Module 1 1 Morphology Stems and Affixes - iffatAGheyas/NLP-handbook GitHub Wiki
Key Concepts
Stem
The minimal form of a word that carries its core meaning.
- running →
run
- happily →
happi
(as produced by a simple stemmer)
Affix
A bound morpheme attached to a stem to modify its meaning or function.
- Prefix: Added before the stem (e.g.,
un-
+happy
→ unhappy) - Suffix: Added after the stem (e.g.,
happi
+-ness
→ happiness)
Stemming vs. Lemmatization
-
Stemming
A heuristic process that crudely strips affixes from words, which may result in non-words or incomplete roots. -
Lemmatization
Uses vocabulary and part-of-speech (POS) tags to return the dictionary or canonical form of a word (lemma), ensuring valid words.

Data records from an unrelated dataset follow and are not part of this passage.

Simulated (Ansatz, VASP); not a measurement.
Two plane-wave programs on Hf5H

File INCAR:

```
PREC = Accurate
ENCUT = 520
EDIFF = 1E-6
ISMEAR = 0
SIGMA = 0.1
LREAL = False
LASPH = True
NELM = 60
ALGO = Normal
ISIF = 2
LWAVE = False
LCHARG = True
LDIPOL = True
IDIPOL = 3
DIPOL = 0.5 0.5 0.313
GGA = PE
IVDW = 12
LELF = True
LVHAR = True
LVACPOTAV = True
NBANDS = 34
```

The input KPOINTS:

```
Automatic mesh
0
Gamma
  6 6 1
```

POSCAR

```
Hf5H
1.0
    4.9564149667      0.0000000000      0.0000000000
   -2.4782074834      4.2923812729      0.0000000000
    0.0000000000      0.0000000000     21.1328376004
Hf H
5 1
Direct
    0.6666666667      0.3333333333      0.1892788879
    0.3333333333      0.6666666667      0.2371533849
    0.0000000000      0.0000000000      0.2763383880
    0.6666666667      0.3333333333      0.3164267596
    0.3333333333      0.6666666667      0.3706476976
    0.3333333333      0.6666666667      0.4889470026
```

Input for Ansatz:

1. Rule-Based Stemmer (Toy Example)
A simple stemmer that strips common English suffixes:
# simple_stemmer_demo.ipynb
# 1. Define the stemmer
def simple_stemmer(word):
"""Strip common suffixes if word length remains ≥ 3."""
for suffix in ('ing', 'ly', 'ed', 'ness', 's'):
if word.endswith(suffix) and len(word) - len(suffix) >= 3:
return word[:-len(suffix)]
return word
# 2. Sample paragraph
paragraph = (
"Learning natural language processing can be challenging, "
"especially when understanding the underlying patterns requires "
"careful thinking and extensive testing. However, with consistent "
"practice and thoughtful analysis, researchers and students alike "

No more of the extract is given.